Sylvia Townsend Warner – “Lolly Willowes”

(16 June 2012 from BunnyB, picked up at Verity’s Virago Tea on our Virago Group weekend)

Apparently I fought with Ali over this – and now I appear to have written my name in the inside front cover – oops! But of course will be lending it to Ali still. This is an odd but ultimately wonderful novel about a “spare” woman in the early years of the 20th century, who ends up having to be taken in by her brother, but longs to escape and be her own woman – whatever form that may take. A beautifully drawn extended family and good musings on aunthood, and a lovely kitten (who comes to no harm – I always want to know that information about a book), and a rather glorious speech towards the end about the plight of the spare (or indeed “excellent”) woman. I don’t want to give the plot away, but it’s a very well done fairy tale in effect, with its roots very firmly in the real world, and therefore believable. Powerful and uplifting as well as being strange!

Read Heaven-Ali’s review here.

Ruth Prawer Jhabvala – “A Backward Place”
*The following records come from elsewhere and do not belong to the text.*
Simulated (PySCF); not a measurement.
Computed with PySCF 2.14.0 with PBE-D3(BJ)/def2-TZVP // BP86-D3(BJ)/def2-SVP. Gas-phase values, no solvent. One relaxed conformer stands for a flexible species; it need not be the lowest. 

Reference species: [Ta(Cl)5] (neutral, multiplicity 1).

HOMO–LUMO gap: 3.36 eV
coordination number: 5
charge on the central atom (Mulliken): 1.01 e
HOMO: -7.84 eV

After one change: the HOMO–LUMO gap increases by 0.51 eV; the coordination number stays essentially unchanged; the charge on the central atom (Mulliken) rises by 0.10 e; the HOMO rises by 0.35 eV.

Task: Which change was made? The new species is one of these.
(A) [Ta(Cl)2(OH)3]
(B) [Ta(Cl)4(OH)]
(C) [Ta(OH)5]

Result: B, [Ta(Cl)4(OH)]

(September 2012, from Bridget)

My lovely friend Bridget was having a weed of her collection and I ended up with a lovely handful of this author’s books, plus some more that you’ll be seeing reviews for (and photos of!) soon. You know where you are with Jhabvala – you know that you’ll get a gem of a book with beautifully drawn portraits of Indians of various stations and stages of life, and the Europeans in India, written with a clear eye and a lack of pretension or acceptance of pretension in the characters. This one is no exception. We meet a loose group of European ex pats in Delhi: Judy is married to Bal and has to go out to work to support her family, while living in a traditional communal house; she works at a rather odd Cultural Institute which is somewhat failing to live up to its promise, and clustered around the group are brittle, ageing Etta, critical and lashing out as she starts to fail to attract the men she used to, ramshackle Clarissa, who fancies herself an artist blended in with Indian society but prefers to sponge off people with a decent bathroom, and an amusing German couple full of brisk discussions and sound psychological principles. In its deceptive simplicity, it reminds me of Narayan – and here, of course, we have an extended essay on how one is to live in another culture – or on the stages of culture shock: do any of these outsiders really fit in and remain themselves while blending with the society around them?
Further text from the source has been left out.